Reputation: 2874
I have a struct which owns various other structs, e.g.
pub struct Computer {
monitor: Monitor,
keyboard: Keyboard,
mouse: Mouse,
printer: Printer
}
some of these child objects require each other, which leads to build errors like "Cannot borrow as mutable more than once at a time".
self.mouse.change_orientation(&mut self.keyboard);
impl Mouse {
fn change_orientation(&mut self, keyboard: &mut Keyboard) {
// ignore the fact that the example does not make much sense,
// for some reason this method really needs to mutate both the mouse
// and the keyboard
}
}
I can imagine this is a common problem / pattern if you come from a more OOP background. There's a container object that owns smaller objects that perform different tasks. When one of these small objects needs a reference to another, the reference is tied to the container object as far as Rust is concerned.
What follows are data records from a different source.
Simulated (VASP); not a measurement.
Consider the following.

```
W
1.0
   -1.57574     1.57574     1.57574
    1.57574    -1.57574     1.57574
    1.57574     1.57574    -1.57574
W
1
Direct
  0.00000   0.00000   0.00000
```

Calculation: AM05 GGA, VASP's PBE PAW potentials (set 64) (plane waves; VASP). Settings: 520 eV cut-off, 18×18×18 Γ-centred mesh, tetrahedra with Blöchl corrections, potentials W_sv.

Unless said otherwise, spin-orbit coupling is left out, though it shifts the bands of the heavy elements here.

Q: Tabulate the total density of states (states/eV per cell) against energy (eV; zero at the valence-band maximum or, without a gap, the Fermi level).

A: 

How would you refactor this code so that it works with Rust? I'm a bit hesitant going full on with Rc<RefCell
everything because I do like the benefits of the compile time borrow checker.
Edit: apologies, I have made a mistake. As pointed out in the comment, the example I provided actually works. My bad. What I was trying to do in my actual code was to pass the entire container as a mutable reference, which of course shouldn't work.
Upvotes: 0
Views: 277
Reputation: 36031
Often, these things can be solved via borrow splitting: https://doc.rust-lang.org/nomicon/borrow-splitting.html
I.e. you explicitly make the compiler understand that you are mutating two separate entities.